Monday, September 17, 2007

Poverty is Unnecessary



Poverty in America is Shameful
by Charlie Leck

The following was written nearly a year ago (22 October 2006)
but read by very few of you because, at that time, I had only a
few readers visiting my blog on another site. I wanted to post
this blog here for more of you to read.

"The poor will always be with us," said Jesus (Mark 14:7).

I guess! It seems that way. Yet, Muhammad Yunus, a 2006 winner of the Nobel Peace Prize, says, "Poverty is unnecessary."

Would that it were so!

In its citation of Yunus as a prizewinner, the Nobel Committee claims that lasting peace cannot be achieved in the presence of poverty.

I have always had the lingering, lurking belief that a great deal of the unrest, civil war and terrorism in the world is rooted in poverty. Is it so difficult to believe that poverty must sometimes become so unbearable that it causes the birth of ferocious anger?

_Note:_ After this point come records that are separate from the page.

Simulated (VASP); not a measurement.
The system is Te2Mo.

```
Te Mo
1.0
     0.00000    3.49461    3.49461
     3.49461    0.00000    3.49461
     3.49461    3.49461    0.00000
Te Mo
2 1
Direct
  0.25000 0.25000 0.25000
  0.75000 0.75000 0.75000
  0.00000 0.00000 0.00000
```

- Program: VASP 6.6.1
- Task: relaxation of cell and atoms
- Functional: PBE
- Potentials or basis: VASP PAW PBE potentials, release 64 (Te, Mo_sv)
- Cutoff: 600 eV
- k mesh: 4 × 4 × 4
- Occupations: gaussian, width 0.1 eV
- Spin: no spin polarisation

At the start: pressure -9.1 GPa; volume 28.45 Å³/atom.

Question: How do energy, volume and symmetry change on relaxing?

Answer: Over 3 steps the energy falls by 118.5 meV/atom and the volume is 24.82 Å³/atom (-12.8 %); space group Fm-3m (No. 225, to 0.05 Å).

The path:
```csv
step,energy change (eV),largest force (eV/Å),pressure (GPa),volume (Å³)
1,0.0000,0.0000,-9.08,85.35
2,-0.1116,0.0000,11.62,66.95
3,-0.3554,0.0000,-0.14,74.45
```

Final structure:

Our nation is now waging a war on terrorism. Our strategy and methods will not win the war. Oh, we may win a victory here and there – destroy a terrorist cell or an infamous terrorist leader. However, in a world of ravaging poverty in the face of astronomical wealth, there will always be anger among the poor and a hatred of the rich.

Muhammad Yunus strives "to make poverty a museum artifact." Read about him. You all know how to Google. I tend to believe he is correct. The Scandinavians claim to have eradicated poverty in their countries. Only psychological poverty remains; that is, poverty by choice. With a will to do it, America could do the same. It could also be a reality throughout North America. It would take great, wise and creative leadership, but it is a possibility and not a fantasy. My conservative friends will begin, at this point in my argument, to raise howls about socialism and communism. No, that's not where I'm going. It could happen under creative capitalism. There needs only a will to accomplish it.

We have an enormous amount of poverty in America. It is one of the most shameful characteristics of our great nation – that we would allow such a deficiency to exist.

As comfortable, wealthy folks, we are encouraged to give to charities and non-profit organizations that provide handouts to the poor. Send a few cans of soup to the food-shelf. In a great nation of remarkable economic genius and of powerful entrepreneurs, isn't there some more effective way to attack poverty – to grab it by its roots and to pull it forever from the soil of the nation?

If Muhammad Yunus can come up with the ingenious idea of a microcredit bank, can't we come up with some ideas also?

Are we serious when we say we want to fight terrorism and eliminate it? Do we mean it when we say that urban violence must end? These are fights that tanks and guns will not win. They are battles that the creative, economic mind could solve. It is a war that America could wage with great creativity and at less cost than the current war in Iraq. And, in waging such a war, America's international friends would take great notice and we would return to a place of world leadership again.

Jesus may be correct. However, we should make sure that only those who choose to be poor would remain so anywhere in our nation and in the world.